Why should South Africa decriminalise sex work?

| Ayesha Krige and Marlise Richter
Sex workers and allies march on 3 March 2013 in Johannesburg to commemorate International Sex Workers’ Rights Day. Photo courtesy of Sonke Gender Justice.

Two recent events brought the question of decriminalisation of sex work into the public eye. The first was the leaking of a draft policy document developed by Amnesty International advocating for decriminalisation of both the buying and selling of sex.

This received strong criticism from those opposed to sex work, such as Nicholas Kristof, who writes opinion pieces for the New York Times.

The second was the vote by European Parliament earlier this year in favour of adopting the Swedish model of decriminalisation of sex work. This model criminalises the purchase of sex, prosecuting clients only.
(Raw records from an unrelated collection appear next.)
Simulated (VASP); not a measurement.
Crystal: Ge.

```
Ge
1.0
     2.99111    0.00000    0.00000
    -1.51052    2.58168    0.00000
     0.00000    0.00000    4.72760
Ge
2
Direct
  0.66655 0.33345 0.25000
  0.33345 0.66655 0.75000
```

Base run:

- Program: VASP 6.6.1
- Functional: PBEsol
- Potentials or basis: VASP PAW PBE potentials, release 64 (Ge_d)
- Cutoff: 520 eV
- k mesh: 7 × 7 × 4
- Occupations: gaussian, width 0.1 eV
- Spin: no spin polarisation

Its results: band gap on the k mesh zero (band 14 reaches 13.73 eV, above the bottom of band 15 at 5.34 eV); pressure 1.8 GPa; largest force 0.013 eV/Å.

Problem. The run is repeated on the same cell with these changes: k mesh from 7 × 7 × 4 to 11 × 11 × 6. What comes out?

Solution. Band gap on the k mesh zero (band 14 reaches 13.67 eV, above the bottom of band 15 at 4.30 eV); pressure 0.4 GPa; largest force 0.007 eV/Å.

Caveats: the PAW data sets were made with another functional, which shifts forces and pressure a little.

For those committed to policy reform for sex work in South Africa, these events are significant and will influence the debate on what legal model South Africa should adopt.

The South African Law Reform Commission (SALRC) has previously considered four policy models on sex work in South Africa: full criminalisation, partial criminalisation (the Swedish model would fall under this), legalisation and full decriminalisation. Although supporters of the Swedish model have hailed it as a great success, and as a more ‘woman-friendly’ policy approach to sex work, research has shown that the Swedish model has not been empowering nor has it improved conditions for sex workers in Sweden, or any of the other Nordic countries that have adopted the model.

At first glance, partial criminalisation appears to be a positive move – recognising that people selling sex are not criminals that ought to be punished. The real problem, the model assumes, are the clients who provide the market, driving people into sex work and exploiting and abusing sex workers. It is understood that prosecuting clients will cut off demand, which would discourage people from entering sex work, and allow others to leave.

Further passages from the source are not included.